Friday, February 4, 2011

More Reflecting and such

So I realize that in my last post I sound like I'm channeling Alanis Morisette, and I know it just sounds weird, but I'll leave it up there for posterity. Amsterdam was really great, despite my emotional awkwardness. I am now back in the good ol' U S of A, and I am happy as a clam! Home is great, I love my family, and I am excited to move back to St. Olaf campus tomorrow morning. Since I got home two days ago, I have: Had my teeth cleaned, gotten my eyes checked, done my laundry, gone back-to-school shopping, had coffee with a good friend, eaten no fewer than 6 sloppy joes, and celebrated Chinese New Year with my Chinese family (Gung hei fat choy!) I feel pretty accomplished, and ready to go back to Olaf.

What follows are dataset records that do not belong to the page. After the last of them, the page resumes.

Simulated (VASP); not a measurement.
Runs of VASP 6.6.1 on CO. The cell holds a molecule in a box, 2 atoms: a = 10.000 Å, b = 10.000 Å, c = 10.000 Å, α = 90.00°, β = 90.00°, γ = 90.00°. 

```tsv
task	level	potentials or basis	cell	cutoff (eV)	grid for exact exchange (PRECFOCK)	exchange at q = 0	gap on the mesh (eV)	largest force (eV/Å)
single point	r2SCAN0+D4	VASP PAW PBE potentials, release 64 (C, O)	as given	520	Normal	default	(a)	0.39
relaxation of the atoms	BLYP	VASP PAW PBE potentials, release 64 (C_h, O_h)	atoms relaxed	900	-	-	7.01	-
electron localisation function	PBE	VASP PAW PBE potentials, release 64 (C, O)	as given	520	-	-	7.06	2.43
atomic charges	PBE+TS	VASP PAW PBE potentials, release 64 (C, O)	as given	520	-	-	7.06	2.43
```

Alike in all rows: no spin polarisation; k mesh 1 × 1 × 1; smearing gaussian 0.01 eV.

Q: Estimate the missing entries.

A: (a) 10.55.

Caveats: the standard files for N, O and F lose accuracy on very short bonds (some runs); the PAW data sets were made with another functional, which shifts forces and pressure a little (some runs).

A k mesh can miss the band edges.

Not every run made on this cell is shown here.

As far as reflection on this whole experience: OMG IT WAS AWESOME. No, really, it was! I wouldn't trade it for anything. I learned so much about myself, about people in general, about the world and the way it all works; I've had so many eye-opening experiences, met so many amazing people, and seen so many unforgettable things! I'm glad to be home, but all I really want to know is... When can I go back???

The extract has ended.